In late 2001, new CEO Lorin Krueger and Winland Electronics were getting a bit seasick on that ark. The company’s stock had fallen from a $4 high to sixty cents. A hostile shareholders group was raining criticism and flashing intimidation, and the dark cloud overhead had no silver lining. Though many around him thought the situation was utterly hopeless, Lorin had faith in the workmanship of his arc. His head held high, he and his band weathered the storm.

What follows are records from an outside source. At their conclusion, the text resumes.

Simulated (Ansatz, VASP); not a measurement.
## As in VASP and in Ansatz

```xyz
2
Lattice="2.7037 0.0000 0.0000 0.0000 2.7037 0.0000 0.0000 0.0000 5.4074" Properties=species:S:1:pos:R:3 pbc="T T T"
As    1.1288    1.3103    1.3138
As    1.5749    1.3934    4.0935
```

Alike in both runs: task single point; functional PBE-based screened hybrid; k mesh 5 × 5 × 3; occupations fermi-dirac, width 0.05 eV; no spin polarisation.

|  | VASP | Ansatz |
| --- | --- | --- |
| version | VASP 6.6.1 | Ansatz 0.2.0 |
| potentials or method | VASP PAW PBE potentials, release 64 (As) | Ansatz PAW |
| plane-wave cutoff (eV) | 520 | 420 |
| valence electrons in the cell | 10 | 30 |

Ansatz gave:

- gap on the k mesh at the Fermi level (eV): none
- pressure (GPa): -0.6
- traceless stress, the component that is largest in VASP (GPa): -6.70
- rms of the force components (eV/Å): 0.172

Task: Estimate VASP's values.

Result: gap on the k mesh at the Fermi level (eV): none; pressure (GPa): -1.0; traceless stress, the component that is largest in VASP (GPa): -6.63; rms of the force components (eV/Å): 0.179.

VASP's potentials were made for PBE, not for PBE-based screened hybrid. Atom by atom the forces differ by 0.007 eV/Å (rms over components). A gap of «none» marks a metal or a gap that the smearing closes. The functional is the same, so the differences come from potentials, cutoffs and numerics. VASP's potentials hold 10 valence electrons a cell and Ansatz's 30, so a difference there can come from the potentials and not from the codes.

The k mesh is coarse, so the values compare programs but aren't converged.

Behold! A rainbow suddenly arced across the sky as Winland Electronics posted a modest quarterly profit. It then made money again the next quarter, and the next, and—now seven straight and counting. Just recently the stock was flirting with $6, and Winland Electronics (WEX:AMEX), one of seven publicly traded companies based in our region, had us believing. What remains is the long-term (and equally difficult) task of proving that gross revenues can rise. For Winland Electronics’ remarkable turnaround, the editor chooses CEO Lorin Krueger as Connect Business Magazine Business Person of the Year.
CONNECT: Your background?
KRUEGER: When I graduated from South Central Technical College in 1976, I landed my dream job working in advanced development at E. F. Johnson in Waseca. The company was working on a project you may have heard of—the cellular telephone. The process was going well. Then AT&T and the FCC began having some disagreements over frequency allocations. In short, the project was frozen, and the freeze cascaded through E. F. Johnson. They had to downsize. I was offered a transfer to a citizens band radio plant being built in Clear Lake, Iowa. I’d worked in CB radio my last year of high school and in technical college at Key City Communications, a radio shop in North Mankato. I knew CB radio might not be the best place to be. The Japanese and Taiwanese had come in and were taking a huge market share.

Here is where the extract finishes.